Computer Science behind Geospatial Databases

Simon Grätzer

Playlists: 'froscon2019' videos starting here / audio / related events

Modern databases generally implement some level of support for geospatial queries. In this talk I want to explore the techniques and frameworks that are commonly used by a variety of NoSQL and SQL databases.

Starting with the mass-market availability of GPS enabled Smartphones, Fitness-Watches and continuing with IoT devices, self-driving cars: Data with Geospatial information is generated and used in an increasing number of applications. Some of the most popular Apps rely on the availability to access geospatial data in an instant, just look at Google Maps, Uber, Tinder and many more.
Searching on single-dimensional data is essentially a solved problem, but indexing and searching multidimensional geospatial data requires some specialized algorithms and data-structures.
At ArangoDB we have gained some experience about this Topic as we have recently implemented Geospatial capabilities in our distributed database product.

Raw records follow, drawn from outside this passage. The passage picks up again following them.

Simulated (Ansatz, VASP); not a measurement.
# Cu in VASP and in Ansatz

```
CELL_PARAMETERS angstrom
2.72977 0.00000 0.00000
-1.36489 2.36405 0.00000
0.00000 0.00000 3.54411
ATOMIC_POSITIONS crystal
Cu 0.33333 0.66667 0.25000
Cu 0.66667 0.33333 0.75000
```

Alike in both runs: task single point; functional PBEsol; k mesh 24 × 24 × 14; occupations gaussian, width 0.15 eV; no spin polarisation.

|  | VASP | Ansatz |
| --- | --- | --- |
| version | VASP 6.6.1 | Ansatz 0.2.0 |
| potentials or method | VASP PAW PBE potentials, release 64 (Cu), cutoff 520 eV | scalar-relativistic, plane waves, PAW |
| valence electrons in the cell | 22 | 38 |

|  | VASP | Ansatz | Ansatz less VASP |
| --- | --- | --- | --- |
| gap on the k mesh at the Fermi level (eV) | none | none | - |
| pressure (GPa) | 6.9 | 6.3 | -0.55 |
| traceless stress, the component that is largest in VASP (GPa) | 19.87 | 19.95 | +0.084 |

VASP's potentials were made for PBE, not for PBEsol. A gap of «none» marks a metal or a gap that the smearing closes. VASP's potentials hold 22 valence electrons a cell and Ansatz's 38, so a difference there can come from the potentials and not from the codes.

In this talk I want to discuss the foundations of geospatial datastores. Topics are:

- A short introduction into QuadTrees, Space filling curves and more

- Introduce Google's widely used S2 geometry library

- Comparison between different implementation strategies in NoSQL datastores like MongoDB, RethinkDB and ArangoDB

- Characteristics of different geo-query types and use-cases, and where typical performance traps are that the average deeveloper / database-user might run into.